To a home-sewer who basically only makes clothes for herself, the advantages of a custom form are many: not only your own measurements, but the specific distribution of your bodily heft, your own particular posture, the oddities and asymmetries of your whole musculoskeletal apparatus will be therein duplicated as never imagined by anyone toiling on the line at the Wolf plant. I cannot do this alone. Will you help me?
My rough plan is this:
1. Wrap body in plaster bandages.
2. Make sharpie slash marks horizontal to the floor at CF and CB.
3. Cut off the dried mold with bandage scissors.
4. Repeat 1-3 on the other person.
5. Spray the inside of the four plaster mold halves with mold release.
6. Place the mold halves together. Place a wooden hanger in the shoulder cavity (and, if I have time to make one, a sturdy, adjustable-height dowel base on castors). Tie together the two mold halves with twine, lining up the sharpie marks.
7. Spray insulation foam all up inside the fucker.
8. Use wooden shims in the twine to keep things tight.
9. Let cure. (Make pot of tea, drink.)
10. Remove molds to reveal foam forms; file off any excess foam.
11. Sew a canvas cover and slip it onto the form. Use my sailcloth needle to stitch nice and tight up the back.
12. Finally drape and make that summer dress I bought the three yards of remnant silk for last fucking year, etc.
Obviously, we will perform steps 1-10 on some smaller part of the body to test for effectiveness and safety before we go for the whole enchilada.

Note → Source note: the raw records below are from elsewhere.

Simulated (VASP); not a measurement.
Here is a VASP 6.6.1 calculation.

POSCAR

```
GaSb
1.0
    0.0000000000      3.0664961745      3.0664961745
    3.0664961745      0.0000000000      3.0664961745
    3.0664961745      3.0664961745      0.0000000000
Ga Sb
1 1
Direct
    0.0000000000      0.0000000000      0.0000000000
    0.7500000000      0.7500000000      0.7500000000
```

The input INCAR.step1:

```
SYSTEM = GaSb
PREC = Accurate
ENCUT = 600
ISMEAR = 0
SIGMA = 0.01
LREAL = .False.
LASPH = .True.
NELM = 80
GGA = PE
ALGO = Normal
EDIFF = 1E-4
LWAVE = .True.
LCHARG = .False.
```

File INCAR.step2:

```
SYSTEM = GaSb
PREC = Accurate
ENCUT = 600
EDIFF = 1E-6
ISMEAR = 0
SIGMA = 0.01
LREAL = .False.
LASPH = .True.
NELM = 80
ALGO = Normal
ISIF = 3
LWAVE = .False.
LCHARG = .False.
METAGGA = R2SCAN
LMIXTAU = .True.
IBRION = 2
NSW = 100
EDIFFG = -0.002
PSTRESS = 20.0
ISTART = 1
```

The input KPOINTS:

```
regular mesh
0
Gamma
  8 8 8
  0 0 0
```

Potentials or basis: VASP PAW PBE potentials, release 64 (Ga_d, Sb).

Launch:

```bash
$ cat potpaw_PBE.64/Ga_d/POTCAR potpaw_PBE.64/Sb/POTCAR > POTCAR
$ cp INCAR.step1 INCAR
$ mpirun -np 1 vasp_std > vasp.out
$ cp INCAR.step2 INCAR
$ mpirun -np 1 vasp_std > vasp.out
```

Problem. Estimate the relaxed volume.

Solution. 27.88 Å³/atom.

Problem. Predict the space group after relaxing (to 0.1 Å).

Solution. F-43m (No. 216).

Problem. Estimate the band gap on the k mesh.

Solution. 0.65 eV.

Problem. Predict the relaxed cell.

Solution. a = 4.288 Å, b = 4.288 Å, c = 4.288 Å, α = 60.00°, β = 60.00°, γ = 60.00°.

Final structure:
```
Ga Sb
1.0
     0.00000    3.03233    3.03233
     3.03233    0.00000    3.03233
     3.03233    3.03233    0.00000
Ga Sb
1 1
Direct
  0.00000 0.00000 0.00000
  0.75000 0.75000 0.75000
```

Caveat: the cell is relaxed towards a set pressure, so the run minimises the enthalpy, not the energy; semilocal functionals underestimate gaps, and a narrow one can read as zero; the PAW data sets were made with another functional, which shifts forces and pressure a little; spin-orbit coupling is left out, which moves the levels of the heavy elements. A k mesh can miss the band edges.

Does this sound like your cup of tea? Be forewarned, I am a sewing perfectionist — in fact, I am kind of a total pain in the arse. I take no pleasure in admitting I am the kind of person who talks back angrily to crafting magazines and all the “How To Drive Your Sewing Machine!” articles they publish for the benefit of that segment of their readership that is apparently comprised of total fucking morons, but I still subscribe to Threads because just occasionally I’ll learn a new way of thinking about the sleeve cap and, if it’s spring, that’ll like make my week. In my world, the perfect is not the enemy of the good. (That, like, doesn’t even make sense to me on a conceptual level.) I’m a judgmental, nit-picking, rather-not-do-it-at-all-than-do-it-wrong freak in the sewing room, and I intend this dress form I have envisioned for so long to be just right and, believe me, I speak in full confidence of my ability to make it so. (Or to make it sew, ha ha. A tolerance for corny puns is preferred but not necessary.)
Don’t get me wrong, I think this is going to be a tonne of fun — I expect to have a rollicking great time doing this (and downing many well-earned drinks after). I’m right now as skinny as I’ll likely ever be, so the time for me is propitious. If you suspect yourself to be less obsessive and/or less generally annoying than I am, then all power to you, but we would probably not make a good team, and it’s better that we figure that out now rather than after one of us is covered thigh-to-nape in rapidly drying plaster strips.
If you have identified any redundancies or, worse, omitted steps in my rough plan, if you have experience as, I dunno, a professional body-caster or something, if as you’re reading this you’re already mentally (or even out loud!) voicing strong opinions about mold release agents or insulation foam formulae, then — I like how you think! We might have the beginnings of a beautiful partnership.
I propose we split costs and do this in a weekend sometime before the end of April. Your place or mine (mine’s big enough, and there’s tea, but maybe yours is bigger). Obviously, well before any dress form-making occurs, we will first meet in a well-lit public place with plenty of witnesses to plot our potential course of action/gain mutual assurances that neither of us is psychotic, except maybe a little bit, about sewing. I may blog about this. I bought bandage scissors and 16 rolls of 4″ wide plaster bandage tape already.